It would be fair to say that National Storage REIT (ASX: NSR) has been one of the most successful IPOs over the past two years. Since listing just over 18 months ago, the share price has climbed by more than 70% and significantly outperformed the broader market.
Investors can sometimes lump REITs into one homogeneous basket, but National Storage is different. For investors that might be unfamiliar with National Storage, here is a quick summary of its operations:
Background
National Storage is Australia's first listed self-storage REIT with a market capitalisation of $569 million. It provides services including self-storage, business storage, vehicle storage and hire, wine storage and packaging.
National Storage operates 82 centres across Australia and five soon to be acquired centres in New Zealand. Most of the centres are located in high population density areas that have a high demand for storage services. Around 70% of revenues are earned from residential customers with the other 30% from business customers.
Growth Strategy
The self-storage industry is highly fragmented with the top three brands accounting for only 25% of the market share. As the chart below shows, National Storage owns and operates the most number of centres with Kennards slightly behind. The remainder of operators own very few centres and this has presented an opportunity for National Storage to implement an aggressive acquisition strategy.
Source: Company Presentation (Pre New Zealand Acquisitions)
The company has been rapidly expanding the number of centres it operates primarily by consolidation of smaller operators. Since its IPO listing in December 2013, National Storage has increased the number of centres it owns by 37% to 87 centres. It also has identified over $120 million of possible investment opportunities with $60 million of these currently under review.
The company recently announced an expansion into the New Zealand market via the acquisition of five self-storage centres. The New Zealand market is similar to Australia's in that it is also highly fragmented with no dominant operator. The portfolio will cost around $20.5 million (AUD) and management has stated that the acquisition will be earnings accretive immediately with the potential for further upside.

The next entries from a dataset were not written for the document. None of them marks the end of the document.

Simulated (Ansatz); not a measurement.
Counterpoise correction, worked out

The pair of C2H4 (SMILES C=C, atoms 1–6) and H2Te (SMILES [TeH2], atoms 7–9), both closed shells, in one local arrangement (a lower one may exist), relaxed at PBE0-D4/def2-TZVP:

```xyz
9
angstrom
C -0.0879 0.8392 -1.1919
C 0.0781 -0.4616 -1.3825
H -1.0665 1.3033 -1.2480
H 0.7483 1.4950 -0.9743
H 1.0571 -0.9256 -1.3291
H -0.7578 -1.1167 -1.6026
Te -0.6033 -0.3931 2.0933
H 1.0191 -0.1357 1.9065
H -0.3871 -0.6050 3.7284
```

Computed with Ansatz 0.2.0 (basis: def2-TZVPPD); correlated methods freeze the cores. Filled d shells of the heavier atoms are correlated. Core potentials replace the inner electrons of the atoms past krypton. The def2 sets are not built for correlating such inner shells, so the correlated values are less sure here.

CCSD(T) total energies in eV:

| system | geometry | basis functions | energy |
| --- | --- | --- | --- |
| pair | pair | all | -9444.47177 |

Investors need to be aware that National Storage's acquisition strategy will be the major source of growth over the long term as the nature of the industry means organic growth will be limited. There will come a point where cost-cutting becomes insignificant and increasing prices might reduce occupancy rates as higher prices become less attractive to customers. Unless the physical amount of storage space is increased, additional revenue will be difficult to generate.
Debt and Capital Management
The majority of new acquisitions since the IPO have been funded by debt and gearing levels were becoming a concern. In March 2015, National Storage announced a $57.5 million dollar institutional only placement that it would use to reduce its existing debt and provide more flexibility to fund new acquisitions.
The company has been able to reduce its gearing from 35% to 23% post the capital raising and although this has resulted in around 10% dilution to retail shareholders, the broader market has seen this as a positive move with the share price maintaining its upward trend.
Valuation and Outlook
Management has provided underlying earnings guidance of 8.2 cents per security for FY15. At the current share price, National Storage is trading on a price-to-earnings ratio of around 20.7. Investors can also expect to receive an unfranked dividend of around 4.5%.
Interestingly for investors, the current net asset value (NAV) per security is around $1.10. With the share price currently around $1.70, the market is clearly pricing in a premium for strong growth and confidence in the brand.
Foolish takeaway
National Storage has proven it can grow successfully through careful acquisitions and the industry dynamics appear favourable for further consolidation.
Investors, however, also need to be aware of the risks of further capital raisings and increasing debt levels to fund further acquisitions.
With these points in mind, the shares appear fully valued at the moment and I would wait for the share price to fall below $1.30 before buying any shares in National Storage.